Very few Will contests result in complete emotional and legal success for any client. Even when a client prevails on their legal claims, the road to obtain that result is generally lined with emotional turbulence that no court can repair. Know and understand at the inception of the case that contests like yours involve the separation of emotional and legal goals. Advise your attorney of your expectations on both fronts, as his or her picture of success might be different from your own.
Review the Relevant Time Periods
Will contests are typically concerned with three points in a decedent's life. What happened before the Will was signed, at the moment the Will was signed, and after the document was executed? Changes in attitudes, inconsistencies, different behaviors and perhaps even different mental conditions all weigh heavily on the success of any claim. The more your attorney knows about these moments, the better he or she is prepared to extract the relevant facts. Be prepared to provide your attorney with trustworthy individuals familiar with each point in time if possible.
Understand the Elements of Your Claim
You may find yourself attacking or defending the validity of a Will. Regardless of your position, your lawyer knows what factual elements must be present to give you any chance of a successful argument. For example, establishing that the decedent lacked the capacity to execute a Will requires the existence of specific facts. Your attorney knows them, and you should as well.
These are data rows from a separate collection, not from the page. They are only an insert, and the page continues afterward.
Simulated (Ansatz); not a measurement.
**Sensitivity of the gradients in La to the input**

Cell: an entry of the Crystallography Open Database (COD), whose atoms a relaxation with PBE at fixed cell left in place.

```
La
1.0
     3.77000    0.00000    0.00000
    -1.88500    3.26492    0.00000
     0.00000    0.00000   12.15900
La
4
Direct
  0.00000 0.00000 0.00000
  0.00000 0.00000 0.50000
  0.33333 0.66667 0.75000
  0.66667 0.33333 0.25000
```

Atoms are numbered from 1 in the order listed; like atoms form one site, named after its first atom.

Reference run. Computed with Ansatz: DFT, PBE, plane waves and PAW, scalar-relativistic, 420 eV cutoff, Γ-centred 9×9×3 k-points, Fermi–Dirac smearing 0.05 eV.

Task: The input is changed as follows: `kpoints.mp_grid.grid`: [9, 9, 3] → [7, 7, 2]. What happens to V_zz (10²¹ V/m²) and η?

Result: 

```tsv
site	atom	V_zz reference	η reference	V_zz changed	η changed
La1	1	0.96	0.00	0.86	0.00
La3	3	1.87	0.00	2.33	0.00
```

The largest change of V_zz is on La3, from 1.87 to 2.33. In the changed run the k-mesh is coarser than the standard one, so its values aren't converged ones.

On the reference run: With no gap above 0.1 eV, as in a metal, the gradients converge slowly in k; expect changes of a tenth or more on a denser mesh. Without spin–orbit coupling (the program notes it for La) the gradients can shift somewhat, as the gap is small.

Your attorney is navigating you through a proceeding given only the facts as they learn them. The client, on the other hand, very often has the benefit of being able to apply their own lens to the issue, allowing them to look beyond bare facts and supplement them with family history, relationships with the decedent and other considerations. Leave the legal strategy to your attorney, but prepare yourself to give your lawyer the insight that only you might possess.
Keep Discovery to Truly Unknown Matters
Clients are often unable to provide their lawyer with a complete depiction of the entire estate at issue. Information regarding assets is often unknown or incomplete. Formal discovery can certainly be inexpensive, but it generally represents a significant portion of the overall fees incurred by a litigation client. Doing some digging and providing what you know to your attorney allows them to devote more time to the truly unknown while remaining efficient.
Public records can be helpful at early stages, and clients might have as much access to them as attorneys. For example, tax appraisal district records provide quick information related to real property. The Texas Comptroller's website might reveal unclaimed property that should be considered. Even the decedent's mail can often reveal an asset or source of income. If the decedent was acquainted with other professionals, like a CPA, make sure your attorney knows how to contact them. Help your lawyer help you.
Prepare for Compromise
Some cases are entirely one-sided. Many times, however, the truths of a case leave the parties somewhere in the middle of right and wrong. Add the expense of challenging or defending a Will and clients from both sides have every reason to resolve the issue by compromise rather than leave it to a judge or jury.
Your case may be appropriate for mediation, or the Court might even require the parties to give it a shot. As you move forward, know what items are on the table as well as those you are unwilling to budge on. Advise your attorney early and often of your realistic interest in reaching an agreement that both sides might find satisfactory.